Real world differences in human capital investment decisions between two types of workers.

Topic: Real world differences in human capital investment decisions between two types of workers. In class we have discussed how workers might make different decisions because they vary in any or some or all of the following:

-Preferences (e.g. personal discount rate)

-Opportunities (e.g. access to credit markets borrowing or lending)

-Costs (e.g. language barriers)

-Abilities (e.g. skills that translate to national versus local markets)

Examples of investments in human capital include:

-schooling decision of any kind (college, graduate, professional, vocational school),

-decision to relocate for a job or for a job search,

-decisions to acquire skills (internships, online courses, professional development).

General advice: Always choose a topic that is interesting to you. You might be curious about:

-a particular industry

-geographical region or country

-time period

-demographic subgroup(s) including race, gender, socio-economic status, cultural sub-group, etc.

-marketable skill

-effects of changes in: production processes, wage differences, unemployment rates

-effect of a change in policy (ex. increased financial aid from universities over time)

Prompt:

1.Find either an economics research article (the database EconLit is a good one to search, ) or an article from a reputable news source that

a)Compares two groups human capital investment decisions, or

b)Compares the human capital decision of one group before and after a change.

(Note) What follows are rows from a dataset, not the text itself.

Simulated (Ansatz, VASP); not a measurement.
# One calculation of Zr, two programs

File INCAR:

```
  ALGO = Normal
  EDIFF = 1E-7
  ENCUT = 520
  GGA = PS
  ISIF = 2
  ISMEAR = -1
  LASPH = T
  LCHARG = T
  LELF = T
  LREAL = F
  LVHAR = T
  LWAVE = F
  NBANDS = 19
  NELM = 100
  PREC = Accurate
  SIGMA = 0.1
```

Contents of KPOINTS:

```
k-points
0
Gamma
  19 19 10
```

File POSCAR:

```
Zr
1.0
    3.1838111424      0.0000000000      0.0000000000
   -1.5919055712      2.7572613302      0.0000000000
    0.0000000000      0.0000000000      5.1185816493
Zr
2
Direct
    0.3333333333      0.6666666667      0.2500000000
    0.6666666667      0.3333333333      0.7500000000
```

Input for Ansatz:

2.Identify a choice between two options that you are going to model. (Ignore any other options and simplify your paper to focus on only two options, such as graduate school or not.) Briefly explain how you would set up the choice. Because this is a real world comparison of options, it probably will not be as simple as the equations we put on the board: that is, more than the wage may vary over two schooling choices.

3.Be very specific about your assumptions about the two groups. State which group is the reference group, how the groups are similar and/or different, and how the second groups incentives, choices, and outcomes compare to the first.

4.Based on the model you have described (which is based on our discussions in class), predict how the groups human capital investment decisions would compare: (e.g. modern day, minority male college graduates are more likely to go to business school than minority male, college graduates in the 90s.) Be careful to explain why this prediction makes sense.

5.Briefly compare your prediction to the articles prediction or description of outcomes. Do they agree? Why or why not? It is perfectly fine to set up a model that disagrees with the article. For example, you may predict that more college students will try to get internships in a recession when the article predicts there will be more in a strong economy. What matters is that you explain why you think one way (based on your model) and, if the article disagrees, where you and the article might have parted ways in making your assumptions.